Over a third (34%) of people said they don’t know how much they need to contribute to their pensions every year to give themselves a decent income in retirement, Hargreaves Lansdown has revealed.
The financial services firm’s latest survey of 2,000 people found that 18% said they should be saving between 6% and 10% of their salary per year, while 17% said that this figure should be between 11% and 15%.
Hargreaves Lansdown revealed that 14% of higher rate taxpayers said they were unsure about how much their pension contributions should be, compared to 35% of basic rate taxpayers.
Despite this, the firm said that higher earners are at risk of under saving.
Head of retirement analysis at Hargreaves Lansdown, Helen Morrissey, said: "Being in the dark about such a key figure puts us at risk of thinking we are on track when we aren’t. Some may even worry unnecessarily when the reality is that they are saving more than enough. Being aware of what you need means you can put a plan in place to get you there and have the confidence to know you are on track.

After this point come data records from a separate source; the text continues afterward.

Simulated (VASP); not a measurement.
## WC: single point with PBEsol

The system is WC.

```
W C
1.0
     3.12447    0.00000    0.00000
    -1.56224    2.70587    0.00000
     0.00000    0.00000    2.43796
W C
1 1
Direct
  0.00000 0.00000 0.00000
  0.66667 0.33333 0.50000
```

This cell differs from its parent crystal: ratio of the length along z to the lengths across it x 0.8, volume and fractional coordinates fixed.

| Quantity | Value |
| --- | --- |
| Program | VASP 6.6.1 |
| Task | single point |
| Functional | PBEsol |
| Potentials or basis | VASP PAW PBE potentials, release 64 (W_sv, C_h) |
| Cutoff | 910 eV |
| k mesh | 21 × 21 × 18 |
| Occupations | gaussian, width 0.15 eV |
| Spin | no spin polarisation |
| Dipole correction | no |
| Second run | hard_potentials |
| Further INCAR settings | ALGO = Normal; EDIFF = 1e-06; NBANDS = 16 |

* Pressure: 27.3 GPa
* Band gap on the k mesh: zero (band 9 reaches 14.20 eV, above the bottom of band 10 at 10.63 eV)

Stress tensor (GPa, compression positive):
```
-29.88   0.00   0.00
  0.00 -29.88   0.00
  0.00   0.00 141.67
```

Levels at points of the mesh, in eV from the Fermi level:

"Boosting your contribution every time you get a payrise or new job is one way of getting more into your pension. You can also make sure you are making the most of your employer contribution. While many will contribute at auto-enrolment minimums there are others who are willing to contribute more if you do. This is known as the employer match and can really give your retirement planning a significant hike if you have some extra cash that you can put into your pension.
"Once you’ve got your pensions together you may decide to consolidate them. This can save time, money and administration. It will also give you a better sense of what you really have, so you can make better retirement decisions."